During the Battle of Saipan in the Pacific War of World War II, Japanese soldiers carried out a “banzai charge” against the American military on the coast near Tanabaku on Saipan Island. In response to the banzai attack, the American military killed and annihilated the Japanese soldiers. On July 12th 1944, the American military conducted an autopsy and post-mortem on the bodies of the Japanese soldiers scattered along the coast.
For Japan, Saipan was a key strategic point that could not be surrendered in order to defend the absolute national defense zone. Saipan fell to the fierce onslaught of the American forces in just 10 days. Saipan, which became a Japanese mandate territory after World War I, was a quasi-territory. Saipan became a battlefield, civilians were caught up in the fighting, and the island was used as a base by the American forces, allowing them to bomb mainland Japan with B-29 bombers.
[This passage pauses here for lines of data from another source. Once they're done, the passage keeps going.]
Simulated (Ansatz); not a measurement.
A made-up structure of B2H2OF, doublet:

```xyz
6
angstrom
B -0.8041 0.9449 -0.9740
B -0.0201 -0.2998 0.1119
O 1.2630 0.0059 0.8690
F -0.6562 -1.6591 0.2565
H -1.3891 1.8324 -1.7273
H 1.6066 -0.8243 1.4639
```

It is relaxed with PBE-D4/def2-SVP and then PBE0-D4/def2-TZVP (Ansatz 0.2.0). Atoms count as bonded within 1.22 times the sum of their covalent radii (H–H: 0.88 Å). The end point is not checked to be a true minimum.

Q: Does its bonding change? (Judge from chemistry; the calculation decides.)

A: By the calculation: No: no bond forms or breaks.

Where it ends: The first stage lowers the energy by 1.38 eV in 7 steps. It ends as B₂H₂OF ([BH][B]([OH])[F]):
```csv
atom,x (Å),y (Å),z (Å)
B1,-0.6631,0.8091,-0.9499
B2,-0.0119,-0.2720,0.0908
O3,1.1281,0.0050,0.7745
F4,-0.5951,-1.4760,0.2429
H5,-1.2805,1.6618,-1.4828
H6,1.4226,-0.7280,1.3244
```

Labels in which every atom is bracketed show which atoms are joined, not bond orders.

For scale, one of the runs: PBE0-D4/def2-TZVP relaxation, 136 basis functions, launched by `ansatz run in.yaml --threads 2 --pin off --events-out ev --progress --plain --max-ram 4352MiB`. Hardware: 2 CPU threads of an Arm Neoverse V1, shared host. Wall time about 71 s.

On June 11th 1944, the US Air Force began bombing Saipan Island. The Japanese military response was slow, with the main ground troops being deployed a month earlier, and the air force being underprepared due to the diversion of troops to the mainland. In the early hours of June 15th, 8,000 US Marines landed at Chalan Kanoa on Saipan Island, and on June occupied the Aslito Airfield. In the Battle of the Philippine Sea on June 19th and 20th, the Japanese army suffered a crushing defeat. On June 25th, the Americans occupied Mount Tapocho in the center of Saipan, leaving the Japanese army almost completely unable to fight.
On July 5th, the Imperial General Headquarters conveyed the order to die with honor to all Japanese soldiers on Saipan Island. On July 6th, three Japanese generals committed suicide. At 3am on July 7th, with the slogan “Star Festival” as their battle cry, around 3000 surviving Japanese soldiers attempted a final banzai charge, but were almost completely wiped out. Many of the civilians who had fled to the northernmost part of Saipan Island also threw themselves off the cliffs of Banzai Cliff into the Pacific Ocean, or killed themselves with grenades, and the number of dead reached around 1,000.
On July 9th, the American general commander declared the occupation of Saipan Island. The total number of troops was 127,571 for the American forces and 43,582 for the Japanese forces. 3,225 American soldiers died in battle, and the number of Japanese soldiers killed in battle was 41,244, with over 10,000 civilians also killed. The fall of Saipan was not announced to the public immediately after it happened, and the Imperial General Headquarters announced the “honorable death” of the Japanese soldiers on July 18, nine days later, and the Tojo Cabinet resigned en masse.